While the islands lie between Samoa and Fiji, the language and culture of Wallis are more closely related to Tonga while Futuna’s roots are more closely tied to Samoa. For some reason there is a bit of rivalry between the two cultures. There is a third main island, Alofi which is mostly uninhabited. While a source of fresh water is currently a problem it seems the Futunians took issue with the Alofians sometime in the nineteenth century and basically wiped them out. You might want to look up the method of disposal–would be great for your next trivia challenge.
This from polynesia.com:
Scientific evidence indicates Wallis, which is traditionally called Uvea, and Futuna — which are located between Samoa and Fiji — were historically settled over 2,000 years ago. About 500 years ago, marauding Tongans captured the islands and intermarried with the Polynesian people there.

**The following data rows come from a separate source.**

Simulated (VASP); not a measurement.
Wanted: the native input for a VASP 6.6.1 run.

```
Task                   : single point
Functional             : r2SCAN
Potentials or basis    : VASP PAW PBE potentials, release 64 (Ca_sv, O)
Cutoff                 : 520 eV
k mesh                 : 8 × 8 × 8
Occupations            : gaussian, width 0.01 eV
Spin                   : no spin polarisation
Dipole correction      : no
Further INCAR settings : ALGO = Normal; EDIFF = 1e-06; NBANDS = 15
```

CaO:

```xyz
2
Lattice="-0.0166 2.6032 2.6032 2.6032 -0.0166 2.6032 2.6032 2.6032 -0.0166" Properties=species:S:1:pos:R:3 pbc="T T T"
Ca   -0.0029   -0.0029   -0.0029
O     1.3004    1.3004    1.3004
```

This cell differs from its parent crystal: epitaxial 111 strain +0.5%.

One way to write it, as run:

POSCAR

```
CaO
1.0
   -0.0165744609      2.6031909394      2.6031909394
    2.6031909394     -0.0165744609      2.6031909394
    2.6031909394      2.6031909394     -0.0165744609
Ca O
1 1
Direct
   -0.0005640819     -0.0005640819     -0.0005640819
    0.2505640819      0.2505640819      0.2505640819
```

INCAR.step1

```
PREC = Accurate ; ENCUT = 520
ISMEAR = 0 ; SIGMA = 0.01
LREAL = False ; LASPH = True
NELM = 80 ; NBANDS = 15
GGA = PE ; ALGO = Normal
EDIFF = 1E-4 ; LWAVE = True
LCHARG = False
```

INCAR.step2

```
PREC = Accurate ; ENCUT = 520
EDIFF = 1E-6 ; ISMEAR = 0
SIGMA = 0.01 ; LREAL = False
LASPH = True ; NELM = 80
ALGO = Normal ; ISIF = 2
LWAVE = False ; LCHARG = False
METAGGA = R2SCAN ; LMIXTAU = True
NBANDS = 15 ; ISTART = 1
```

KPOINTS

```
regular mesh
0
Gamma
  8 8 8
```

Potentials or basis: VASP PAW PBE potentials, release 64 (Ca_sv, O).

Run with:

British navigator Samuel Wallis discovered Uvea in 1767, but the islands have been under French administration since 1842. Today, about 9,500 Polynesians live on Wallis and about 5,000 on Futuna. A relatively large number of Wallisians also live in New Caledonia and Vanuatu, which was previously a French territory.
And there you have it — a brief glimpse of Wallis and Futuna, ancient cultures of Polynesia — a new discovery for me, modern Polynesian.